AARP Eye Center
By AARP Oregon Volunteer and Communications Guru Dick Weinman
“Dontcha wanna go? Yuhll luv it. It’s for you.”
So says the caregiver to coax Horace, my friend in the room across the hall from me, to grab his walker and hurry along to the scheduled activity (to which he had no intention to go.)
Poor Horace, (not his real name) saw 80 years ago and he can’t really hurry. With dementia setting in, Horace succumbs to the constant efforts of persuasion. Plus, he’s kind enough to go; to see and hear – well, again, he doesn’t hear too well either, like many of us geriatrics in this Assisted Living Facility.
Hornswoggled, Horace has to make an audience for the entertainment that has come to fill the time that day – usually after lunch, so that we can doze while we listen to music, a natural post-lunch occurrence, exacerbated by our age.
Many people attend these activities designed by the Activities Director (in our age of hyperbole, the AD has become the LED or Life Enhancement Director.) Most ALFs and Nursing Homes have Activities Directors. They think up and set up. . . well . . . activities. Some occur in-house, some away.
Since an ALF population is less fragile than folk in Nursing Homes, field trips are common activities. They often visit the Safeways, the Walmarts, the Costcos, the Dollar Stores, et.al. There also can be a monthly luncheon excursion- “where would you like to go?” is not asked. In the summer, an activity may be a picnic, or a visit to a local site of interest, like a rose garden – wherever is selected for us.
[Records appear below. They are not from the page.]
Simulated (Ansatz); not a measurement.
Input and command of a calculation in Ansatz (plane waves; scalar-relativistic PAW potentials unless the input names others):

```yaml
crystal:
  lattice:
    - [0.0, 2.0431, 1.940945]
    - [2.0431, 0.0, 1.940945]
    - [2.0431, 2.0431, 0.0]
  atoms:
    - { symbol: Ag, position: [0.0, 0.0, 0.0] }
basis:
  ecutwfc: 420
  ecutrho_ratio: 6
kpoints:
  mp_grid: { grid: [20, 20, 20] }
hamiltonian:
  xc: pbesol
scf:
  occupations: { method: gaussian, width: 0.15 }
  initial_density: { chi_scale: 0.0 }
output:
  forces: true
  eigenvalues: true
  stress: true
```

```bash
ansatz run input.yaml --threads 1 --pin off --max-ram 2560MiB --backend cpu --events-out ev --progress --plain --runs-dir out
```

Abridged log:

We go en masse where we’re told.
How about Trader Joes in addition to Walmart, or Barnes and Noble in addition to the Dollar Tree, or a Community Theatre performance in addition to Pizza and Banjoes?
Nobody asked me.
Residents are coaxed to sign-up for trips. The Activities, or Life Enhancement, Director visits each table in the dining room to solicit sign-ups. Caregivers ultimately take over the recruitment. To ensure that enough people are on the outing, they solicit door-to-door. The advantage to this persuasion is after the caregiver finishes her spiel, she can lead the residents who need encouragement - the more docile, the dementia-stricken, those in wheelchairs who require pushing - to the bus-loading area. Or provide last minute reminding to those who can walk on their own.
The in-house activities don’t seem to require the same gentle persuasion, unless we have a visiting performer. Then, I hear “dontcha wanna go?” But residents are on their own when Bingo is featured several times a week - morning, afternoon, or night. Residents may play other busy-work-time-passing games, like Yahtzee, or another life enhancing challenge - Dominoes. Sometimes Bingo and Dominoes complement each other on the same day.
For those residents who seek a more sedate activity, Classic TV shows are replayed, world-wide travelogues are available, as are story readings, and seasonal arts & crafts. Exercise helps residents move and shape-up. Our geriatric population is removed from the video game craze, but we once played Wii, which was a highlight of communal activity and a real challenge.
There is live entertainment, too. Performers frequently play gigs at one or another ALF or nursing home within a drivable area. That’s when the “Dontchawanna”s are in full force. Make the audience.
These traveling musicians are regulars, whose performance fees usually fit tight budgets: pianists, singers, guitarists, accordionists. If you’ve lived in one of the long-term care facilities within a small geographic area for a year or more, you’ve seen and heard the same shtick and repertoire over and over. For me, a nine year veteran of ALF life, it wears thin.
Why do accordionists always play “Lara’s theme” from the movie Dr. Zhivago or “Has Anybody Seen My Gal?” (1925’s “Five foot two, eyes of blue…”) Or guitarists play Woody Guthrie’s “This land is your land…” A great song by an American icon, but again and again - every guitarist? Or “you are my sunshine….?”
These are wonderful songs. They’re familiar to geriatrics. (A performer should always know her/his audience.)
But why not give us something not so well known? Why not lead us to discovery? Play other songs? Maybe the “good o1d folk songs of the sixties, the songs of social protest: Joan Baez, Bob Dylan, Pete Seeger. Tell us of Guthrie’s role in the development of American social/cultural history? Or the political power of the folk movement. (It’s on PBS when they fund raise from their old folk demographic.) Provide us old people with new knowledge. Broaden our world.
We’re old. Not finished.
Maybe these are just personal grumblings, not rooted in reality. (But shouldn’t long term care be person-centered rather than regimented?) Old folks love the old songs. We applaud the performers, don’t care about repetition. . . so what if it’s been heard before – the same song, the same story - as last time?
I remember when I was a parent of grade-schoolers who were in a Suzuki violin class. The kids would go to nursing homes –ALFs weren’t invented yet – to play either before, during, or after dinner. We proud parents went along, snapped pictures to be developed (the pre-digital, cell phone age), and applauded loudly.
Today, I’m on the receiving end. Kid violinists play for us ALF residents during supper. Their youthful parents beam with pride at the screeching (did our kids play like that?), maneuvering for a good angle, holding digital cameras at arm’s length. Then hugging their kids after their song.
After fifty years of listening – first as parent, now as resident – I hear the violins tell me that the “ little star” is still “twinkling.” And The Old Grey Goose is Dead.